I can give you a buy one, get two free deal.
As a young buck decades ago I was in my first proper adult relationship. I was 19 and she was mid twenties. Not much in the face but a banging body and loved a hard, no frills fuck so was pretty ideal for a young lad learning his trade!
We went to a house party and there was a girl who had a bit of a reputation. During the evening she asked if I'd be interested in joining her for a bit of fun. I said that it wasn't really an option that evening but would meet her at a local cafe the following morning. So the next morning we both turned up and I told her that whilst I was flattered I really shouldn't as I was seeing this other woman. I remember her telling me "I knew you'd say no. I'd jinxed it by putting on my best underwear". I didn't regret it at the time at all. I took it as a sign of my growing confidence that I could turn down an easy shag, months before I would have shagged first and dealt with any consequence later.
So anyway, spin forward a year or so and I'd split from the first woman, being a young lad it hit me fairly hard. But I was now really good friends with this stunning woman. Again she was a bit older and had recently been going out with a bloke a few years older than her who had been able to spoil her a little bit; and although she wasn't in the slightest bit of the princess type you could see why he'd want to. She was fantastic in just about every way.
Well we started getting close and had had a couple of fumbles. But when my ex got to hear about it she came back on the horizon and said she wanted to give it another go. And like a complete idiot I said yes. It didn't last beyond the time it fucked up my chances with the dream girl. With hindsight I reckon I didn't quite believe I could pull off the big prize. A salient life lesson.
A final coda to the story comes a further year later. I unexpectedly bumped into the "easy" girl I turned down a couple of years before. I made a play and ended up getting knocked back because now she was in a relationship that she was committed to. I ended up fucking her mate that night, but she was an absolute shocker.
A reminder of something I have regretted most of my adult life.
The first long term girlfriend, a story to how we ended up together too long for now, but her parents put a stop to it after 2 years when she went to UNI.
By the time she returned I had met another, who then moved with her parents, directly opposite the first one. Of course it started up again and I should have left the other, cake and eat it and all that, second one got pregnant, did the decent thing, that was it with No1.
Why the regret?
I was seeing No1 for two years before the Uni episode, and we were in tune in every way, never had a row and had a fairly open relationship, her friends were often involved, she liked swallowing cock on a night out, and I mean swallow, it just worked.

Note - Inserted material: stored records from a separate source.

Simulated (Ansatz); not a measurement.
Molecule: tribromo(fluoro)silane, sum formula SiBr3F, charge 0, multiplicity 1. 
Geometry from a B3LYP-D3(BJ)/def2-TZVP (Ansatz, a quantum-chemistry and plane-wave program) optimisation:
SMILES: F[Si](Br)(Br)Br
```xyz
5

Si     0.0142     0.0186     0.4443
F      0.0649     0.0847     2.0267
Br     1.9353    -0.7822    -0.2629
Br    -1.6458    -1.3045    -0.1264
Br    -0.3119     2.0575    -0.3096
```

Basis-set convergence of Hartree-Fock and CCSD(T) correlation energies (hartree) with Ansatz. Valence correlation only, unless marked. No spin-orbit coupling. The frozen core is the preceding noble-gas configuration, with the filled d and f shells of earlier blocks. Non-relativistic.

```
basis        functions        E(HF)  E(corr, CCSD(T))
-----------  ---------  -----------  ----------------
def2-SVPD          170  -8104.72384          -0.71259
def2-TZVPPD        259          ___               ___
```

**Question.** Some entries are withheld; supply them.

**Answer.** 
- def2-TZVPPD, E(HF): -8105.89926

I told the story somewhere else of the party while she was grounded, we were fucking in the car in Epping Forest the weekend before, on a cold winters night, but it was daylight when I took her home, to meet her father at the door.
At the party I tried it on with her friend, who could me all sorts, then threw herself at me an hour or so later, she had used the landline to grass me up, and was told to go for it, as I found out when guilt got the better of me and I confessed
I met her in a shop some years later, my marriage was over and I had the boy with me, I kid you not, she burst into tears in that shop, there regret was not only one way, I asked if she would try again, she looked at my son and said she was engaged, turns out to a drummer in a band.
40 odd years later it plays on my mind sometimes, had a little search of media over the years and never found a trace, zilch, I knew the baby had finished it completely, and the choice I made, and regretted it ever since.